But Freedom‘s failings are interesting in so far as they deepen the mystery of the book’s international success. It’s one thing for the Americans to hype and canonize one of their favorite authors, but why do the Europeans buy into it? Ever anxious that they need to understand America, fascinated by its glamor and power, Europeans are perhaps attracted to those American novels that explain everything: Roth’s American Pastoral, DeLillo’s Underworld. More than a novel by an American they want The Great American Novel. But of course Europeans also resent American world hegemony and feel (still and no doubt wrongly) superior culturally.

Freedom has this characteristic: Franzen appears to get all his energy, all his identity, from simultaneously evoking and disdaining America, explaining it (its gaucheness mostly) and rejecting it; his stories invariably offer characters engaging in the American world, finding themselves tainted and debased by it, then at last coming to their Franzenesque “corrected” senses and withdrawing from it. Blinded by this or that ambition, they come to grief because they lack knowledge, they lack awareness. Thus the importance of so much information. Unlike his characters, Franzen knows everything, is aware of everything, and aware above all that redemption lies in withdrawal from the American public scene. What message could be more welcome to Europeans? The more you know about America, which we need to do, the more you turn away from it, which we enjoy.

A last remark. I see that a number of reviews of Freedom take swipes at David Shields who, in Reality Hunger, had remarked that he couldn’t read a “big blockbuster novel” of the Franzen variety “if his life depended on it.” How can he criticize a book without reading it, complains Charles Baxter in the New York Review? Actually Shields admits that Franzen’s “might be a ‘good’ novel or it might be a ‘bad’ novel,” but that “something has happened to [his] imagination” such that he simply can’t find a desire to read such books any more. It seems fair enough, maybe even important, to report such a shift in sensibility. He is talking about himself, not about Franzen. However, I believe there is something more behind this.

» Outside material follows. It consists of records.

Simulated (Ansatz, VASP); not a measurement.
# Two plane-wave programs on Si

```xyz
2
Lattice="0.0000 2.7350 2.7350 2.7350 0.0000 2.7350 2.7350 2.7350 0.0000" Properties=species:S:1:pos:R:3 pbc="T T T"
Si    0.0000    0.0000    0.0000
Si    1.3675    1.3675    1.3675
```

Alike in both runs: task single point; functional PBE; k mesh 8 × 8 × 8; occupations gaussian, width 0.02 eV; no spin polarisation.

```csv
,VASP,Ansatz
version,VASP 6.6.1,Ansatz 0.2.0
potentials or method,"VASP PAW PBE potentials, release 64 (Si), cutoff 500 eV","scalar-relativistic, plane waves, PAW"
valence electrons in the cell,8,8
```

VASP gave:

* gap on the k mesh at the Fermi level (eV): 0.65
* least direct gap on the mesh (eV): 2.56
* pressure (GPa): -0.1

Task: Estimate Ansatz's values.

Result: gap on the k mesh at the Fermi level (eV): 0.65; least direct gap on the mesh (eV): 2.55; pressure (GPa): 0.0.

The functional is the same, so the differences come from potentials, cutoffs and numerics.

After the success of the Colombian novelist Gabriel Garcia Marquez, other Colombian authors—indeed Central and South American novelists in general—began to complain that the world now expected only a Garcia Marquez kind of fiction from Latin America, only a fabling, cartoonesque, magical-realist description of their far from magical reality (in 1996 the anthology McOndo deliberately offered an alternative Latin America to that of Garcia Marquez’s Macondo in what amounted to a manifesto against magical realism). There were also Indian authors who felt the same about the image Rushdie had created for India in Midnight’s Children. Well, James Wood writes to me from Berlin and remarks that “Here in Germany, Franzen’s the only American novelist people talk about.” That is, Franzen is establishing a picture of a dysfunctional America that Europeans feel happy with. With Franzen they can “do” America and have done with it.

Such are the sophistications of the global literary scene.